Verizon's tiered LTE plans fuel 'bill shock' debate

27.05.2010

Of course, from Verizon's perspective it's understandable why the carrier would want to impose some kind of bandwidth caps on their 4G services. Since most voice calls on LTE-capable phones are projected to be made over a VoIP network and not a standard cellular network, carriers will lose the revenues they used to get through minute-based cellular plans.
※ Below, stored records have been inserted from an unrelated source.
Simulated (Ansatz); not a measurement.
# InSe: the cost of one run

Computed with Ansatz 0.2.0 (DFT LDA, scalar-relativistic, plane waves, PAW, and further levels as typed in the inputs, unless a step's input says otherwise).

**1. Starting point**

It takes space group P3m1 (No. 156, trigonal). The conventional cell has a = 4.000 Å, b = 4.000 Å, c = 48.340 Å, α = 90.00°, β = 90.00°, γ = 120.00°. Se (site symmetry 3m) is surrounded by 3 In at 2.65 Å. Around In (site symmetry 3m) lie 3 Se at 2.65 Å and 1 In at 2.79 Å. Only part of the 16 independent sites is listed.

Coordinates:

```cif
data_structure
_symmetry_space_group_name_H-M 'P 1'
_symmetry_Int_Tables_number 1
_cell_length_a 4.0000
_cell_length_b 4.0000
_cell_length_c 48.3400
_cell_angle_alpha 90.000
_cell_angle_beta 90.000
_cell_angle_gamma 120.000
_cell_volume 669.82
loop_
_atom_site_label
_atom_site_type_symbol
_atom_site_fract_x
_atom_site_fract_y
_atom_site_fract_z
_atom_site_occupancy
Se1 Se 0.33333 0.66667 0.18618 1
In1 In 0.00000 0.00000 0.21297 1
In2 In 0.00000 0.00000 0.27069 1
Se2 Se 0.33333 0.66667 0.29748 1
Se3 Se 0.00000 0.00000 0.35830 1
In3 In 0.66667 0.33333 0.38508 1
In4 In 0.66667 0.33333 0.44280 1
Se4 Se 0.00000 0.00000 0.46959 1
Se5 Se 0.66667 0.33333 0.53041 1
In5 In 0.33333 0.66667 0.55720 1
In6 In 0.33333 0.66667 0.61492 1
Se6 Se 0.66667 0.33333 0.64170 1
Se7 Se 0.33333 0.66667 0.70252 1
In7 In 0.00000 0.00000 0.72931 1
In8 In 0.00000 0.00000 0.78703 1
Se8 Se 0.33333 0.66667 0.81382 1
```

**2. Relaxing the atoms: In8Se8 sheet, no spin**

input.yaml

Additionally, carriers are also worried that allowing unlimited data consumption on their LTE networks will lead to degraded network performance. This may sound paradoxical since 4G networks will undoubtedly deliver much faster speeds than today's 3G networks, but consider that the relative slowness of 3G compared to fixed broadband connections means that very few users are trying to stream long high-definition videos or use bandwidth-intensive peer-to-peer protocols on their 3G connections. Once more users have the ability to use such applications over a 4G connection, however, carriers fear that such high-bandwidth applications will severely degrade network performance if left unchecked.

Unsurprisingly, Verizon's proposed tiered LTE plans are not without their critics. Blogger Mike over at GadgetSteria predicted that the limited LTE data plans would become a way for carriers to bilk consumers by continuing to garner overage charges even as the cost of transmitting data for the carrier goes down.

"On the surface, it seems to make sense and be 'fair' -- charge heavier users for the larger amount of data they use," he wrote. "They only problem is that 4G will make transmitting data cheaper than 3G. Not only that, but the high-end 4G data plan should never be more than $30-$40. I guarantee that carriers will milk customers for all their [sic] worth."

Kevin Krauss, writing at , warned readers to "kiss your unlimited data goodbye" and attacked Verizon's reasoning for placing data caps on its 4G network.